CHP’s choice for Istanbul and Ankara

CHP’s choice for Istanbul and Ankara

Following a long weekend Party Assembly meeting, Turkey’s main opposition Republican People’s Party (CHP) has announced its candidates for mayorship for three big cities in the March 30 2014 local elections; namely Mustafa Sarıgül for Istanbul, Mansur Yavaş for Ankara and Aziz Kocaoğlu for İzmir.

Kocaoğlu has been the most obvious among all. Having won the CHP stronghold of İzmir five years ago with a 25-point difference over the ruling Justice and Development Party (AK Parti) candidate (55 percent CHP, 30 percent AK Parti) Kocaoğlu had suffered a lot in the meantime because of frequent corruption probes, was put in jail at some point but was able to clear his name in the end. AK Parti’s candidate is a strong name as well. Current Transportation Minister Binali Yıldırım is known to be a silently working engineer who can deliver and his trump would be “support from the AKParti government for investments.” Kocaoğlu’s advantage is the “İzmir way of life,” which is modernist, secular and Western-oriented, which looks closer to the CHP line for these elections. 
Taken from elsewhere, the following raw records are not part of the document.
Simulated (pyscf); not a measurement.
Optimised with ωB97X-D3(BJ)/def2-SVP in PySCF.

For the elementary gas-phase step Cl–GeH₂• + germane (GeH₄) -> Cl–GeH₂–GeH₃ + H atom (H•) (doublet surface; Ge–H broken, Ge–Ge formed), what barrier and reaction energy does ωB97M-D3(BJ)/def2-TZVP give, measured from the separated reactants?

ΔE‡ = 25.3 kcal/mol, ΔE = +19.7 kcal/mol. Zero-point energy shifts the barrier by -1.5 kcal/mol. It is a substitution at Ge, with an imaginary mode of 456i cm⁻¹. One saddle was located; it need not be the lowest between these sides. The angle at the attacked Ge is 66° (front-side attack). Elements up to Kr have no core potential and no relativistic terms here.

Mustafa Sarıgül’s name has been around for years and years within the CHP. The successful mayor of the industrious, relatively well-off and Western oriented Şişli district of İstanbul has proved his powerbase in competition with the CHP, under other social-democratic party labels and that helped him to return to CHP, which he had worked in the youth organization of years ago. AK Parti has been claiming for some time that there are corruption allegations against him but no court case has been opened against him during the last 11 years of AK Parti amid waves of cases against many CHP-held municipalities across the country, İzmir being one of them. AK Parti is showing the incumbent mayor Kadir Topbaş once again with a rating allegedly higher than his own party. In 2009 elections CHP could get 37 percent in Istanbul as AK Parti got 44 percent. Can Sarıgül close the seven points gap? With its 14 million population the Istanbul votes have always had the primary effect over the political atmosphere of Turkey. If Sarıgül, with his capacity to reach all layers of society, not only traditional secular/modernist CHP grassroots can exceed 40 percent and close the gap further, even if he cannot win, the overall profile of CHP will be higher than today.

Ankara has the most surprising candidate among all. Mansur Yavaş was the candidate for the Nationalist Movement Party (MHP) in the 2009 local elections for Ankara and got 27 percent of the votes when CHP got 31.5 percent and AK Parti with Melih Gökçek won with 38.5 percent. Especially Alevi and left wing groups within the CHP have been allergic to a former MHP name as CHP candidate.
But Kemal Kılıçdaroğlu, the leader of the Party, himself having Alevi and leftist origins, defended him saying that Yavaş had proved his mayorship capacities in the Beypazarı township of Ankara - which Yavaş turned into an inner-tourism center from almost ruins – and staying away from hardline partisanship he could bring votes to CHP from layers that CHP could never reach before. The Sarıgül-Istanbul equation applies for Yavaş-Ankara, too. Even if he cannot win, the additional votes that he can bring will raise the CHP profile as the country goes to Presidential and Parliamentary elections after locals.

What Kılıçdaroğlu is doing is not particular to Ankara. In the western city of Balıkesir, for example the announced CHP candidate Sami Sözat is a former member of Parliament from the center-right DYP list.
Another example is Antakya/Hatay, by the Syrian border. When PM Erdoğan announced the AK Parti candidate as Sadullah Ergin, the current Justice Minister, CHP immediately recruited the resigned AK Parti mayor, Lütfü Savaş, who actually had been recruited by AK Parti from the center-right. 

Instead of sticking with the ideological references, Kılıçdaroğlu who apparently has seen the importance of the locals for the next two polls, is following a pragmatic, result-oriented line for the 2014 local elections, and this is something really new for the CHP.